Queensland liquidator jailed for seven years after pleading guilty to stealing $800,000 from collapsed company
Monday, May 6, 2019/
A former business liquidator has been sentenced to seven year’s jail time after he was found to have committed three counts of fraud during the liquidation of a company in 2017.
As part of an investigation by the Australian Securities and Investments Commission (ASIC), the Queensland-based liquidator was sentenced on Friday after it was found he had redirected nearly $1,000,000 worth of funds from an external administration bank account into his own bank account.
Those funds were then used by the liquidator for his own personal use.
The company under administration at the time was property development company Neolido, which wound up in 2005, and had the liquidator appointed in 2010. The liquidator’s registration was suspended in 2018 pending the ASIC investigation into the missing $800,000.
Earlier this year, the liquidator’s registration was cancelled, and a disciplinary committee also ruled all other registered liquidators must not allow the committed liquidator to carry out any liquidation duties on their behalf for the next eight years. The charged liquidator pleaded guilty to all three counts of fraud.
“Liquidators must act honestly in the protection and administration of other people’s money. ASIC will continue to act against dishonest conduct and hold offenders to account,” ASIC Commissioner John Price said in a statement.

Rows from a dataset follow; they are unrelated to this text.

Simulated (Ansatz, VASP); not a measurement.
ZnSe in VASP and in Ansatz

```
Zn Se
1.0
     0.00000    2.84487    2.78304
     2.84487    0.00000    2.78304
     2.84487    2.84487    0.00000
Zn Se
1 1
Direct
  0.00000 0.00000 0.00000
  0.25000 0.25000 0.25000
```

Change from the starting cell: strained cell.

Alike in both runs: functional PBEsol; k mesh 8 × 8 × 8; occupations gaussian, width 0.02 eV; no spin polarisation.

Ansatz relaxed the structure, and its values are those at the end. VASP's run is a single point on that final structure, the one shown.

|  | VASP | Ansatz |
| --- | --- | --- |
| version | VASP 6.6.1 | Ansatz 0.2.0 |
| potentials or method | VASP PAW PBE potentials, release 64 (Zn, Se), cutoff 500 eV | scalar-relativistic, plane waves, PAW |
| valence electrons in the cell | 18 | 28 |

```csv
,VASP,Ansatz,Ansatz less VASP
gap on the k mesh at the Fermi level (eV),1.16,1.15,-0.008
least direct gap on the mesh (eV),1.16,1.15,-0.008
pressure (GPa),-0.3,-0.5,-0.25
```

Upon sentencing the liquidator, Brisbane District Court Judge Farr said he had “committed a significant breach of trust as a court-appointed liquidator”, and, when referring to the liquidator’s own financial position, was “uniquely positioned to know what legitimate avenues were available in [his] circumstances but chose not to choose those options”.
ASIC takes action against dodgy liquidators regularly for flouting the rules, including a case in 2013 where a liquidator had his registration cancelled after he was sentenced to two year’s jail for lying to authorities about traffic offences. At the time, Price said honesty was an “essential trait for liquidators as gatekeepers in the financial services industry”.